The Cook Islands Government has submitted its application for the Ministry of Finance and Economic Management (MFEM) to become accredited to the Adaption Fund as a National Implementing Entity (NIE). Essentially this means that MFEM, upon accreditation, would be the trusted receiver of funds directly from the Adaptation Fund for Adaptation related projects. Currently, it is a requirement of the fund to work alongside multilateral and regional accredited partners in order to receive funds to complete accepted Adaptation projects, meaning some funds inevitably need to go offshore. This preference for the use of local systems and resources aligns with the Cook Islands Development Partners Policy 2015 where there is a stated preference for “development support (to) be efficient and well managed using local systems and procedures and based on sustainable local capacities”.

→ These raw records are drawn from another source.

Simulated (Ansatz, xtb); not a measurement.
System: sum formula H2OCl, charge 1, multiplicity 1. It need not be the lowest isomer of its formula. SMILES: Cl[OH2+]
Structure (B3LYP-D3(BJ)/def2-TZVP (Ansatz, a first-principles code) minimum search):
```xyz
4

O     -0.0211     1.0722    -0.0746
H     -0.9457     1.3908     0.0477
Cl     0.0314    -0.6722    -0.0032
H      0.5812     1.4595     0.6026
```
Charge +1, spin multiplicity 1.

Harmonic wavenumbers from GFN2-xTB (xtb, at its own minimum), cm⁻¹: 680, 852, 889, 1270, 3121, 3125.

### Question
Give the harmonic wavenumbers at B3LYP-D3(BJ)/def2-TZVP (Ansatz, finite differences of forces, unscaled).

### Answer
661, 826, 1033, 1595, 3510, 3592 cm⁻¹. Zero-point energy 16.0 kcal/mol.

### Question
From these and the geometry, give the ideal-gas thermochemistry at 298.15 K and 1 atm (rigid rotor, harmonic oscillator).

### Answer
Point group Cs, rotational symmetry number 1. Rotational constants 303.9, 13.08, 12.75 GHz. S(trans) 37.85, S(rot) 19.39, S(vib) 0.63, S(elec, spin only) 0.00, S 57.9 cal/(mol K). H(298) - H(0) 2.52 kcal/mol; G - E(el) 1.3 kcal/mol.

The first submission occurred in December 2014 and was completed with the support of the Frankfurt School of Business and Management and Akairo Consulting with funding from EU-SPC-GCCA PSIS and UNEP. There have been further submissions in March 2015 and September 2015 to address gaps raised by the Adaptation Fund Panel. As of January 2016, MFEM has not yet gained accreditation, but is seeking Adaptation Fund “Streamlined Accreditation” which would make accreditation conditional with monetary caps and limitations on the number of projects that can occur concurrently.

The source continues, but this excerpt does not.